Question: Solve for \[x\]: \[2(\dfrac{{2x - 1}}{{x + 3}}) - 3(\dfrac{{x + 3}}{{2x - 1}}) = 5{\kern 1pt} {\kern...

Question

Solve for $x$ : $2(\dfrac{{2x - 1}}{{x + 3}}) - 3(\dfrac{{x + 3}}{{2x - 1}}) = 5{\kern 1pt} {\kern 1pt} ;x \ne - 3,\dfrac{1}{2}$

Answer 1

Solution

It is advisable that we must know the basic properties of multiplication, division, subtraction and addition of algebraic equations with unknown variables. It is very important that we know how to check where the equation is not defined and we reject those values from the equation.

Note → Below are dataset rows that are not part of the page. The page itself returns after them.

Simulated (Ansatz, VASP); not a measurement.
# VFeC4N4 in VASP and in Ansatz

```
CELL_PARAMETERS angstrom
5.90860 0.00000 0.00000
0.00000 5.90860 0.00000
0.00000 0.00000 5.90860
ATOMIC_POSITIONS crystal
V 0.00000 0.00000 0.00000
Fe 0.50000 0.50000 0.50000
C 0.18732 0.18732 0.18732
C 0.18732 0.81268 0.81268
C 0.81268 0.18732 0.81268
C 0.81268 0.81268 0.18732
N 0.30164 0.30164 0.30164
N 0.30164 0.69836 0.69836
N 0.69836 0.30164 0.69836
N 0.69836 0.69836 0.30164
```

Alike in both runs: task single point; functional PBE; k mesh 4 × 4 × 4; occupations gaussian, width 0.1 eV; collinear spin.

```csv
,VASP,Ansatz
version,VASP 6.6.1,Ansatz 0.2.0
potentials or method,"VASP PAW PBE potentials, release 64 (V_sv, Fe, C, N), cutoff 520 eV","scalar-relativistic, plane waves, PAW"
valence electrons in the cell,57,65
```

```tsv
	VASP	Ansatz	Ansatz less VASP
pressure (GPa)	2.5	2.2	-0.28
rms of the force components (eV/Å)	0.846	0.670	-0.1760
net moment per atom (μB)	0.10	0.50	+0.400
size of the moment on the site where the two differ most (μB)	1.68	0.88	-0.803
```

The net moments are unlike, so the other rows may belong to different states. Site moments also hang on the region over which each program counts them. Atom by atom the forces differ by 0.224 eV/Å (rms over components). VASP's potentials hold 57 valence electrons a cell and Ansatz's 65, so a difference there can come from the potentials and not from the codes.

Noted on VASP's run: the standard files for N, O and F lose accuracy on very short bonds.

Complete step-by-step solution:
We are given with the equation $2(\dfrac{{2x - 1}}{{x + 3}}) - 3(\dfrac{{x + 3}}{{2x - 1}}) = 5{\kern 1pt} {\kern 1pt}$ ,
Let us start with the left hand side of the equation and simplify it to smaller terms,
Let us multiply the constants outside the brackets inside and write the equation,
$(\dfrac{{4x - 2}}{{x + 3}}) - (\dfrac{{3x + 9}}{{2x - 1}})$
Now let us take the LCM of the denominators and write the equation accordingly,
$\dfrac{{(2x - 1)(4x - 2) - (x + 3)(3x + 9)}}{{(x + 3)(2x - 1)}}$
Now let us simplify our obtained numerator and write it in simplest form,
$= \dfrac{{(8{x^2} - 4x - 4x + 2) - (3{x^2} + 9x + 9x + 27)}}{{(x + 3)(2x - 1)}}$
$= \dfrac{{8{x^2} - 4x - 4x + 2 - 3{x^2} - 9x - 9x - 27}}{{(x + 3)(2x - 1)}}$
$= \dfrac{{5{x^2} - 26x - 25}}{{(x + 3)(2x - 1)}}$
And this is equal to our given Right hand side of the equation i.e.
$\Rightarrow \dfrac{{5{x^2} - 26x - 25}}{{(x + 3)(2x - 1)}} = 5$
$\Rightarrow 5{x^2} - 26x - 25 = 5{\kern 1pt} {\kern 1pt} (x + 3)(2x - 1)$
After multiplying and simplifying our right hand side we get,
$\Rightarrow 5{x^2} - 26x - 25 = 5{\kern 1pt} {\kern 1pt} (2{x^2} - x + 6x - 3)$
$\Rightarrow 5{x^2} - 26x - 25 = 10{x^2} + 25x - 15$
Taking the terms of left hand side of our equation to the right hand side we get,
$\Rightarrow 5{x^2} + 51x + 10 = 0$
$\Rightarrow 5{x^2} + 50x + x + 10 = 0$
$\Rightarrow 5x(x + 10) + 1(x + 10) = 0$
$\Rightarrow (5x + 1)(x + 10) = 0$
This gives us that each of the factors is equal to zero i.e.
$(5x + 1) = 0$ , $(x + 10) = 0$
$\Rightarrow x = \dfrac{{ - 1}}{5}, - 10$
Therefore our required solutions for the given equation is $x = \dfrac{{ - 1}}{5}, - 10$
Additional information: There are several types of equations: polynomial equations, trigonometric equations, logarithmic equations, exponential equations, differential equations and then a mixture of equations consisting of each of them. These help us to represent many real life examples in terms of mathematical expressions and solve accordingly as per our requirements.

Note: It is important that we note that the solutions or roots of the given equation cannot be $- 3,\dfrac{1}{2}$ as we notice that the value of the equation at the given values $- 3,\dfrac{1}{2}$ make the denominator not defined and we get an absurd result.